The Case for Gold | Gold/Silver/Critical Minerals Channel

By Jared Dillian

I have been making the investment case for gold since 2005. That was the point that the first physical gold ETF was listed, and I bought some. Then I bought some more, then I bought some more, and now I have it coming out of my ears.

You could skip this note and just read Alan Greenspan’s 1966 essay Gold and Economic Freedom, but his is a little more dense and ideological.

His goes something like this: A Treasury bond is a claim, and as you issue more bonds, eventually you have more claims than assets.

That’s when inflation happens. We are there.

How We Got Here

Gold has been going up, in fits and starts, since the year 2000.

Y2K was a special time in monetary history—interest rates were high and currencies were strong. Financial conditions were tight. And the price of gold dropped below $300 an ounce and stayed there for a while.

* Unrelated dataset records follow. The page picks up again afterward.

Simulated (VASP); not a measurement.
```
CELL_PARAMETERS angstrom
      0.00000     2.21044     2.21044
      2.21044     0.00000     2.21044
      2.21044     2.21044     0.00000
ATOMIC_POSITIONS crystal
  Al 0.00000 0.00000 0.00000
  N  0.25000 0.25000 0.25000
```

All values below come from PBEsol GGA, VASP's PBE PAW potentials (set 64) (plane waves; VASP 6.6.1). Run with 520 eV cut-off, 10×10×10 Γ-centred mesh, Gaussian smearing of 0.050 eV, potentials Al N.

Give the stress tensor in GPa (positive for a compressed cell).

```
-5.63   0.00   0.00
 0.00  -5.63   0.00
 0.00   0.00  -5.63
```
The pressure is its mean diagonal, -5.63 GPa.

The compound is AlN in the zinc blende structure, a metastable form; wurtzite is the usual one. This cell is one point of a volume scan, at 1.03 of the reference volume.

I remember listening to the financial market report while driving my Toyota Tercel through downtown San Francisco and hearing that gold was two hundred-something an ounce. That sounds cheap, I thought.

Fast-forward two decades, and you’ll see that the last six months have been unkind to gold.

What’s interesting about it is that we’ve had a boatload of positive gold catalysts—unlimited deficit spending and unlimited monetary easing, not to mention some civil unrest thrown in—yet gold has been the worst-performing commodity.

  • The reason is that lots of people have been attracted to digital gold—Bitcoin.

This is impossible to measure, but it’s my belief that Bitcoin has drawn billions of assets away from gold. And in recent weeks, gold and Bitcoin have been negatively correlated. As Bitcoin has gone down, gold has gone up.


Source: Jerry Jordan on Twitter

Winners & Losers

Bitcoin has proven that it is no store of value, after being so easily manipulated by a temperamental billionaire, in an elaborate pump-and-dump scheme. Nice asset you got there.

You can’t do that to gold—it’s simply too big. Even the Reddit jerks who tried to manipulate silver sustained heavy losses. These markets are large and liquid, and it just cannot be done.

Cryptocurrencies are very young. A good analogy is the internet bubble of the late 1990s when there were thousands of (mostly unprofitable) dot-com companies. Fast-forward 20 years, and all of them are gone except for four.

If you had correctly picked those four companies, you were rewarded with unbelievable returns. But if you invested in Webvan’s grocery-delivery business, for example, you got a zero.

It’s not easy to pick the winners, and that’s what we’re being asked to do with crypto.

Bitcoin might not be around in five years. Maybe not Ethereum, either. Maybe the winner will be something else. Maybe it will be central bank digital currencies. I put this one in the too hard pile, but I’m pretty sure of one thing. That is…

  •  Gold is going to be with us five years from now, and I think the price is going to be a lot higher.

Precious metals in the aggregate represent 30% of my portfolio. For most people, I recommend 10% to 20%, whether they are implementing the Awesome Portfolio or not.

Adding gold to a portfolio improves its risk characteristics and dampens volatility.

And no asset class has a greater propensity to disappoint, to sell off at the most inopportune and inconvenient times, and rally when people least expect it.

The Only Reason NOT to Be a Gold HODLer

I’ve been dealing with the arbitrary and capricious nature of gold for 16 years, and I’ve reached the point where I just have a great deal of patience with it. It will go when it goes.

But gold does have a tinfoil hat element to it, though gold investors seem downright sane next to the Bitcoin investors.

  • The original HODLers were gold investors—go back to 2011, and people were saying that they would never sell.

The one lesson I took from that episode is that there is always a time to sellEverything is a trade.

The Bitcoin people took this to an extreme, and they’re now sitting on a pile of losses. The older I get, the better I feel about taking profits, especially in the trades I like the most.

  • But in gold, there is no reason to take profits until the day that we start running balanced budgets in the United States.

If we get a fiscally conservative president and a hawkish Fed, the jig will be up, and markets will discount that well into the future. So, I am always on the alert if the political winds start blowing in a different direction.

Until then, I will be rolling around with my 30% precious metals position. It does not have a great deal of volatility (at the moment), so it does not cause me a great deal of stress.

And gold appears to be breaking out to retest the old highs of $2,070 or so. That’s about 11% higher than today’s prices.

If you find that you don’t own enough, now might be a good time to start.